CouchbaseEnvironment env = DefaultCouchbaseEnvironment.builder().queryEndpoints(4).....

default value for queryEndpoints=1 (seems to be)

My observation: queryEndpoints has to be equal to the number of parallel threads you are using to make N1ql queries

Examples:

  • queryEndpoints=1 (default), numberOfThreads=2 (Observable.just(q, q)…) -> 1 ERROR and 1 SUCCESS (like in my initial example)
  • e.g. queryEndpoints=1 (default), numberOfThreads=4 (Observable.just(q, q,q,q)…) -> 3 ERROR and 1 SUCCESS
  • queryEndpoints=4, numberOfThreads=4 (Observable.just(q, q,q,q)…) -> 4 SUCCESS
  • queryEndpoints=4, numberOfThreads=6 (Observable.just(q, q,q,q,q,q)…) -> 2 ERROR and 4 SUCCESS

Questions:

  • so is this more a Java SDK Bug / problem then?
  • is there any recommendation / documentation on how large/small to set the value for queryEndpoints? I haven’t found yet…

Thanks
Christoph

Actually, I think you might be hitting https://issues.couchbase.com/browse/MB-22184 . The reason is that something is messed up if the java client pipelines requests - which you implicitly avoid when you have the number of query endpoints per threads, since then never more than 1 request is pending on a socket.

Ok, thanks @daschl . I just go ahead trying to set this to… let’s say the number of threads in our AppServer-Threadpool. Because that is actually the number of parallel user requests e.g. hitting a webpage doing the query on a single appserver. It basically corresponds to the number of parallel users / requests / threads you try to serve.

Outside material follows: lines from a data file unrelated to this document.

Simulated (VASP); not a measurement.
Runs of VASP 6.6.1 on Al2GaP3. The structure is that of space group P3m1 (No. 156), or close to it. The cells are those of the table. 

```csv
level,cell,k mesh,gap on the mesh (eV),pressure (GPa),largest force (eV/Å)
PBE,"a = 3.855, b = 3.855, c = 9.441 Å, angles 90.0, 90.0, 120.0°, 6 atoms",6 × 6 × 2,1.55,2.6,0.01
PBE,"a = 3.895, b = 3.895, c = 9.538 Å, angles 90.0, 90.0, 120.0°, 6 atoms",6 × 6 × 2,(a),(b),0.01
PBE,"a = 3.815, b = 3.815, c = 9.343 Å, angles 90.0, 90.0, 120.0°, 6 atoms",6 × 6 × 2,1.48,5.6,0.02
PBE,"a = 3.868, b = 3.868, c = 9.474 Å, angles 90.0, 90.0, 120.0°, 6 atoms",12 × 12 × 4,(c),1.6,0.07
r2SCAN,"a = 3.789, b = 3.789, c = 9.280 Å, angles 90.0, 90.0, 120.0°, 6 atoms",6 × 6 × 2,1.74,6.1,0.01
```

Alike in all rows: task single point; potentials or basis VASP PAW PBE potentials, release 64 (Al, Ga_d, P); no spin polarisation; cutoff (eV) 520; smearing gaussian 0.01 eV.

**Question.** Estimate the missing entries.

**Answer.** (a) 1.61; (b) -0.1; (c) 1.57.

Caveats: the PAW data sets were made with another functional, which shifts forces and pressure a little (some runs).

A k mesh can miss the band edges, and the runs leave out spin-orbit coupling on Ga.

Do you have any plans adding a section to the documentation or will this go away and works with queryEndpoints=1 (or whatever the default will be) once https://issues.couchbase.com/browse/MB-22184 is solved?

Yes, one way or another (either in the server or the client) this will be addressed and is expected to work fine with the default settings of queryEndpoints=1.

If you have a large number of app server threadpool threads and you don’t want that many sockets you can also temporarily put N1Ql queries behind a semaphore of max your configured socket size which would have the same effect but you can decouple the app threads from the number of sockets.

Ok, I guess a fix should also address the problem, how the server or client reacts on this problem. Because at the moment you get an empty response without any errors. There should be errors or exceptions when this happens.

On that note:
Would checking the N1qlQueryResult.status() for “closed” be a way to recognize that error (at least for the time being)?
e.g.

N1qlQueryResult result = bucket.query(query);
if("closed".equals(result.status()){
 throw IllegalStateException("Looks like we got Couchbase Error MB-22184.... ");
}

From reading the bug-entry and extending my testcase to output the status() it seems that “closed” could be a way to at least recognize it in our code and throw an error instead of return empty results to the user (because empty result could lead to wrong effects in other code, because it is not the truth).

@synesty there shouldn’t be an error in the first place, ideally the server does the proper thing on pipelining.

Checking on the status() field is not a good idea, since we have a streaming parser and the onNext of the AsyncN1QlQueryResult is already signalled. In theory we could add more logic for the sync variant you are using (which is placed on top) but then we’d have different semantics for the async and sync codes of n1ql responses which is unituitive. So I think the real way to address this is fix an issue on the server side (or if we find the client is doing something weird fix it there) or in the worst case disable pipelining for the short term internally completely.

@synesty we’ve boiled it down to go not being able to pipeline in http 1.1, so we went ahead and disabled pipelining against http endpoints for the java SDK. It will be part of the next 2.4.1 release, or you can build it from source if you want to. (https://github.com/couchbase/couchbase-jvm-core/commit/711afb196388f7bf9f4f3ee97695e0e74f0800a7 if you are curious)

1 Like

Thanks for the heads up.

Does this impact performance and if yes, how?
Do I now have to increase queryEndpoints to get more parallelism?
Or am I thinking in the wrong direction?